Baby Genius Gets a Superfan in The Kindergarten Teacher
The Kindergarten Teacher
Directed by Nadav Lapid
Opens July 31 at the Film Society of Lincoln Center
While there’s no violence in Israeli director Nadav Lapid’s The Kindergarten Teacher, it’s one creepy film. Title character Nira (Sarit Larry) would be a great role for Isabelle Huppert if only the film were French. She’s passionate about poetry in a culture where no one seems to care much about anything but making money, and that makes her dangerous. She seems to have stepped into Tel Aviv out of a Michael Haneke or Roman Polanski film.
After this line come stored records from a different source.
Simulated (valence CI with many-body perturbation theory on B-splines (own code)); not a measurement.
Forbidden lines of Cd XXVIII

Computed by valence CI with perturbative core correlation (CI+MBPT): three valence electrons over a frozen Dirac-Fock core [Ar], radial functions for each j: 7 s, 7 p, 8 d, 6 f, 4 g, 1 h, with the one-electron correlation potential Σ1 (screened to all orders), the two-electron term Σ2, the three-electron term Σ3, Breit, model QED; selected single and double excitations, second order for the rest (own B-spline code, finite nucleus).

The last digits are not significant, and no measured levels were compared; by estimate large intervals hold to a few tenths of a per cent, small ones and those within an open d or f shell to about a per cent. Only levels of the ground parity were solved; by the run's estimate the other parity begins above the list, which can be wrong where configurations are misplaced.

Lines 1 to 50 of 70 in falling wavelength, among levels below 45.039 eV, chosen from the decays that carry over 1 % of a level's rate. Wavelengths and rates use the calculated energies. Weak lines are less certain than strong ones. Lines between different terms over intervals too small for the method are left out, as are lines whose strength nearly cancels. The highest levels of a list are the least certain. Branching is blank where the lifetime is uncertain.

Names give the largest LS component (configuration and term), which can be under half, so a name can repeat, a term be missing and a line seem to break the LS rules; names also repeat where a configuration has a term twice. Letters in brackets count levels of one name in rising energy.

Refreshingly, The Kindergarten Teacher offers a view of Israeli society that sidesteps the usual clichés. There are no images of Benjamin Netanyahu ranting away. The film barely acknowledges the Israeli-Palestinian conflict. Instead, it includes a black (possibly Ethiopian-Jewish) character and touches on the tension between Ashkenazi and Sephardic Jews. (Nira is one of the latter.) At first, Nira seems like a devoted teacher with a sideline interest in poetry. Her five-year-old student Yoav (Avi Shnaidman) stands out to her as a precocious poet. Indeed, his odes to unrequited love—written by Lapid himself as a child—seem remarkably mature for his age, enough so that his nanny, who’s also an aspiring actress, uses them as texts for her auditions. Yoav’s father is a restaurant owner more interested in expanding his business than taking care of his son and he shows nothing but contempt for his brother’s work as a poet, which inspires Nira. Gradually, Nira’s obsession with Yoav’s talent grows increasingly personal and unhealthy.
Lapid often films Yoav from a low angle, as if trying to capture the boy from his own point of view. However, he doesn’t really try to explain the psychology of either lead character. Lapid himself has said that “Yoav reads reality in his own way, and I wanted the audience not to be sure how he perceives his poems and the act of writing them.” Nira’s determination to protect Yoav’s gift is admirable on some level; it’s hard to pinpoint the exact moment where it becomes dangerous. For her, his writing fills some gap in her life—and, the film implies, in larger Israeli society, where even Nira’s poetry class ties itself in moralistic knots over Yoav’s poem about a bullfight. It’s hard to see how all this could resolve itself in some healthy manner. Sadly, Yoav seems like a pawn of adult interests all along—only in the final shot does he get a moment to himself.